Crystalwizard writes about...

“Bluebeard’s Wife”


Bluebeard’s Wife” was interesting, and I liked the way it was written, though I did see the ending coming.

I’m very confused what it’s got to do with Bluebeard, or even who Bluebeard is. There were several men mentioned, and none was named Bluebeard. The last guy she was married to didn’t even have a beard until the very last second when she mentioned that his beard was coming in nicely.

I also don’t get how Maggie is able to keep the bodies of her former husbands in a secret room in her house for all that time and not have them stinking up the place, unless they’re not dead. But the way the story was written, it appears that she’s killed all of them.

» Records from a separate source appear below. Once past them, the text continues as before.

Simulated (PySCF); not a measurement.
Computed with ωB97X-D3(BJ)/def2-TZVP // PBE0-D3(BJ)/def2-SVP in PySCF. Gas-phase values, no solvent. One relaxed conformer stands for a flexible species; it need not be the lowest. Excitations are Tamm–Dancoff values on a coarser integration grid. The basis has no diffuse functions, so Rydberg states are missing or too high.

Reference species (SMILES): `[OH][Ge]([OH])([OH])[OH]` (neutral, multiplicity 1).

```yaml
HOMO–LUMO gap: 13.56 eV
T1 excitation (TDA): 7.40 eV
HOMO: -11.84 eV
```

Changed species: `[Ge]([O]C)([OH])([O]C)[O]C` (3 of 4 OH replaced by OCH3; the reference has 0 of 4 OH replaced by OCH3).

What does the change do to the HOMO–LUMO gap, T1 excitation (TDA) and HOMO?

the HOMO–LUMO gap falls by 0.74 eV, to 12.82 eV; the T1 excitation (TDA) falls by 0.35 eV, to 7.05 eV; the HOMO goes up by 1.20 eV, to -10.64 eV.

And that’s the third thing that I’m confused about. I can understand her deciding to kill the last guy because he demanded to see what was behind the door. But why the first guy? Why any of them? And why keep their bodies after she did so? There are large gaps in the plot that leave me feeling confused.

Crystalwizard

Copyright © 2007 by Crystalwizard

The Bluebeard legend may date from Charles Perrault — also the creator of “Mother Goose” — in the late 17th century. Folklorists have surmised that Perrault was referring to a real person, the 15th-century nobleman Gilles de Rais (or Retz), who had a castle in Brittany and appears to have been a notorious serial killer.

It is possible to read “Bluebeard’s Wife” from the viewpoint of strict realism. Thus, Maggie James’s secret room would have to be refrigerated in some way, i.e. a meat locker.

However, it is also possible — and perhaps preferable — to read the story from the viewpoint of magic realism, as understood in the broad sense of the term. Thus, the secret room comes to resemble fantastical elements such as one might find in fairy tales or the stories of Jorge Luis Borges.

Maggie’s secret room can thus be seen less as a physical construct — a walk-in refrigerator — than as a metaphor for the memory of disappointed loves.